Starbucks (NASDAQ: SBUX) said Thursday that its first-quarter revenue soared 12 percent to reach a record $4.2 billion, largely due to lower coffee costs and stronger sales around the world. Despite the rise in revenue, the Seattle-based coffee company said global same-store sales rose 5 percent, slower than the increase in the previous quarter and lower than the 6 percent predicted by analysts.
During the holidays, Starbucks said that fewer customers visited its stores than in years past. More people turned to online shopping during holiday 2013, which left fewer mall-goers out-and-about to make a coffee run while grabbing gifts.
Despite the slower growth, CEO Howard Schultz said in a conference call with analysts that he remained confident in sales growth going forward, that Starbucks' menu items can't be replicated online and its loyalty card business is growing. In fact, $1.3 billion was loaded on Starbucks cards during the quarter, with $4 billion loaded on cards over the past year.

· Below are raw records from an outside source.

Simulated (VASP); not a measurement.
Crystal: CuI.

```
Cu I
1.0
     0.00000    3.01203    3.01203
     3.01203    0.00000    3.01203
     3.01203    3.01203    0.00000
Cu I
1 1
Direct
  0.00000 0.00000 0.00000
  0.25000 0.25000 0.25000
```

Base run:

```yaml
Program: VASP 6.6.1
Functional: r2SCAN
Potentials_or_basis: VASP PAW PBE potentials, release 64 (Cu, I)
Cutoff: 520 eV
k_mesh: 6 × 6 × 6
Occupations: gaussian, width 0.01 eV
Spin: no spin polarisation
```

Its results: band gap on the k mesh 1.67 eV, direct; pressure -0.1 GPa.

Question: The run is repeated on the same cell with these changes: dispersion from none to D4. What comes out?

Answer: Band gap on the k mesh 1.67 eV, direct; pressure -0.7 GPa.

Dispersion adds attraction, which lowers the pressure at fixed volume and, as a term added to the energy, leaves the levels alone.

For the three months ended Dec. 29, Starbucks earned $540.7 million, or 71 cents per share, compared to $432.2 million, or 57 cents per share in the year-ago period. The earnings beat the 69 cents per share analysts expected. Revenue rose to $4.24 billion, just shy of the $4.3 billion Wall Street predicted.
Looking ahead, the company maintained its guidance for sales at locations open at least 13 months to grow in the mid-single digits globally. Earnings per share are expected to be in the range of $2.59 to $2.67, up from the previous $2.55 to $2.65.